An author attended a fan conference and was asked to sit on a panel about how to become a published author. The others on the panel talked about developing a brand, creating a web presence, marketing themselves. When it got to the author’s turn, she sighed and looked at the crowd and the rest of the panel.

“If you want to be a published author, you need the best possible story you can write. Nothing else matters if you don’t have that story.”

Writers and writer’s advice have been around as long as stories. The archetypes and tropes we use exist for a reason. They work. But the idea of a writer sitting in their lonely garret pounding out the next great novel, is only another trope, not reality. It takes a team to create a great story.

First of course, you need to write the story, and it helps when you are writing if you understand a bit about how stories work. K.M. Weiland has a blog Helping writers become authors. If you want to learn story structure, how it works and why it is important, you will want to bookmark her site.
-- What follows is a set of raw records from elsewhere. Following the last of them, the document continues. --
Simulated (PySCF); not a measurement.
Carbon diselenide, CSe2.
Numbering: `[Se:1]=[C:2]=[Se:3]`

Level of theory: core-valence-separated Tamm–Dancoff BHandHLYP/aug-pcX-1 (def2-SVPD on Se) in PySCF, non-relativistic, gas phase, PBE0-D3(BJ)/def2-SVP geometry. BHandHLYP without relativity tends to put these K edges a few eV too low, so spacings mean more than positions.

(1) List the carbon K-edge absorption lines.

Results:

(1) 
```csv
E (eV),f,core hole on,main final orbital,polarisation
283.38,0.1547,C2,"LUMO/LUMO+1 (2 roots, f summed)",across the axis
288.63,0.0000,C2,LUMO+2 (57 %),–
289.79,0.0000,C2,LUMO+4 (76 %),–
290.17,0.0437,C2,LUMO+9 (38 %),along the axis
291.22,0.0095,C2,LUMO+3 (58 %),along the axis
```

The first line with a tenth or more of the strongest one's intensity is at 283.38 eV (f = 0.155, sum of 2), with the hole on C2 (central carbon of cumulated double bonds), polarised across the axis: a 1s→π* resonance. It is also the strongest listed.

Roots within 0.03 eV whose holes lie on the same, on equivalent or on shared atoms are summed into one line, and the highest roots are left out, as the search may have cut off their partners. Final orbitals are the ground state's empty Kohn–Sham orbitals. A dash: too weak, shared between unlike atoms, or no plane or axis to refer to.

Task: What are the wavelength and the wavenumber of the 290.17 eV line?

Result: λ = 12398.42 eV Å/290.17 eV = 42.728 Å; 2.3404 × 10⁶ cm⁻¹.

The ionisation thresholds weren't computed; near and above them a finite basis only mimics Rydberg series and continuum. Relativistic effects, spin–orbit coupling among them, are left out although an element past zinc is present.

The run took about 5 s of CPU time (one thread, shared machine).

I have some articles of my own on my editing site, celticfrogediting.com both on some of the technical aspects of writing, but also some tricks to edit your own work. Self editing will only take the polish on your story so far. That’s where hiring an editor to help comes in. I offer content editing, and I have links to other editors who do copy editing, proof reading, and content editing along with some suggestions about how to hire an editor.

While reading blogs is great, sometimes a video can open our eyes in a way the printed word can’t Trope Talks is a playlist of videos on the ‘Overly Sarcastic Productions channel. They are not only very useful breakdowns of specific tropes, but entertaining.

Mythcreants is another blog with a number of writers submitting. If you want to stay out of trouble with problematic tropes, you’ll want to check them out. They also answer questions, and other editing and other author services.